Thursday, September 11, 2003

Reflections on the Current Political Climate

This is a free thought essay I wrote after trying to cope with the weight of this day.

Today started out with a trip to campus in the car. As usual the car radio was tuned to whatever clear channel (pun intended) we could get. There was this medley of patriotic songs playing and snipets of George W. making a speech about punishing the offenders of 9/11 (as though their being dead already wasn't punishment enough). Then I get to school and I am nearby the 9/11 memorial service taking place on the mall. The Arizona Daily Wildcat and every other news outlet is covering 9/11 memorials all over the world. Most of which are heartbreaking and act as a healthy reminder of the depths of human tragedy and loss. That was a horrible horrible day, and it is one, like the day Pearl Harbor was attacked, or the Day Martin Luther King Jr was shot, that everyone who was alive that day will remember where they were and what they were doing.

For me, I was in the shower listening to the radio (yes, I have a shower radio) and I remember jumping out of the shower, all soapy to turn on the TV and watch in horror as the 2nd plane hit the WTC. I sat, aghast and in shock, like the rest of the world. I had no idea the tragedy this would bring. I said that day that the US was at war and even if it hadn't been declared that we were.

Today is no different. I am still frozen with shock and grief and the memories of hugging my soon to be girlfriend and telling her that her mother would be ok (her mother works in Pennsylvania and was evacuated before the last plane crashed in that field).

My shock and grief have changed, in fundamental ways. No longer am I horrified only at the loss of the people that day. I am horrified by my country's response to it. Tragedy begets tragedy seems to be the lesson. I am horrified that Bush and Rumsfeld and Ridge feel that it is their place to speak of vengeance and of fighting terror when the U.S. is creating no less of a tragedy by dropping bombs on Iraqi children and starving families and cutting veterans benefits. It is no less of a tragedy that the people of Iraq must live in fear of our soldiers and of car bombs and that they have no infrastructure. No water, no electricity. We have wrought devastation upon their land. We have reigned TERROR on them. We are no better. No matter what mantle is given us by our flag and our nationalism and our "freedom", we ARE NO BETTER.

Bush and his cronies speak of freedom when I have friends (U.S. Citizens) of Middle Eastern heritage who live in FEAR that they are going to be detained and held without an attorney for suspicion of terrorist activity, just for disagreeing with this government.

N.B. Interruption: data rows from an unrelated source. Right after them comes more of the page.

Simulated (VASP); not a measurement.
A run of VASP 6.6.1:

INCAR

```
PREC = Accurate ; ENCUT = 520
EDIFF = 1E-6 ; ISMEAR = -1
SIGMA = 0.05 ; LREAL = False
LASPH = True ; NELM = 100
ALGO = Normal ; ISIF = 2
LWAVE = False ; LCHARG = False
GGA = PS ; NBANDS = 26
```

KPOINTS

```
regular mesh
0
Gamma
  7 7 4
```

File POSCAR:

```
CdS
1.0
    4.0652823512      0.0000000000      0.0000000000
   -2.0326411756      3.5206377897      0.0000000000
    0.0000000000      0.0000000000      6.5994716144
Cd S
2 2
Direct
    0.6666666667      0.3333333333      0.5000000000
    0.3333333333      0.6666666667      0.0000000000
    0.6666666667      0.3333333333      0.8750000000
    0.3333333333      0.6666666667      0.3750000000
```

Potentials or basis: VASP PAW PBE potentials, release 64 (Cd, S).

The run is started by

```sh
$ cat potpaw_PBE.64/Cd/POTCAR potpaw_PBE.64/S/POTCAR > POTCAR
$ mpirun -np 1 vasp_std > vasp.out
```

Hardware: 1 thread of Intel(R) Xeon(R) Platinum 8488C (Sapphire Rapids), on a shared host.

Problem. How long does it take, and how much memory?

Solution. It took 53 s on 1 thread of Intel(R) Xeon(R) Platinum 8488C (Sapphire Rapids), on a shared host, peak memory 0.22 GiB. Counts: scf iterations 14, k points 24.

The tragedy of 9/11 lives on, not only in the loss of lives that day and the stories of children who lost their parents or parents who lost their children. The terror of 9/11 lives on in US military action and occupation. It lives on in a government that is out of control and that doesn't recognize the sanctity of citizenship or of due process.

Today, I do not forget 9/11, I remember what my country can achieve and I remember that REGIME CHANGE BEGINS AT HOME. Today I renew my commitment to fire the current pResident and restore democracy to America and sanity to the world.

Today, in honor of the victims of the 9/11 attacks and all of the victims of the subsequent tragedies in their name, I ask you to do the same.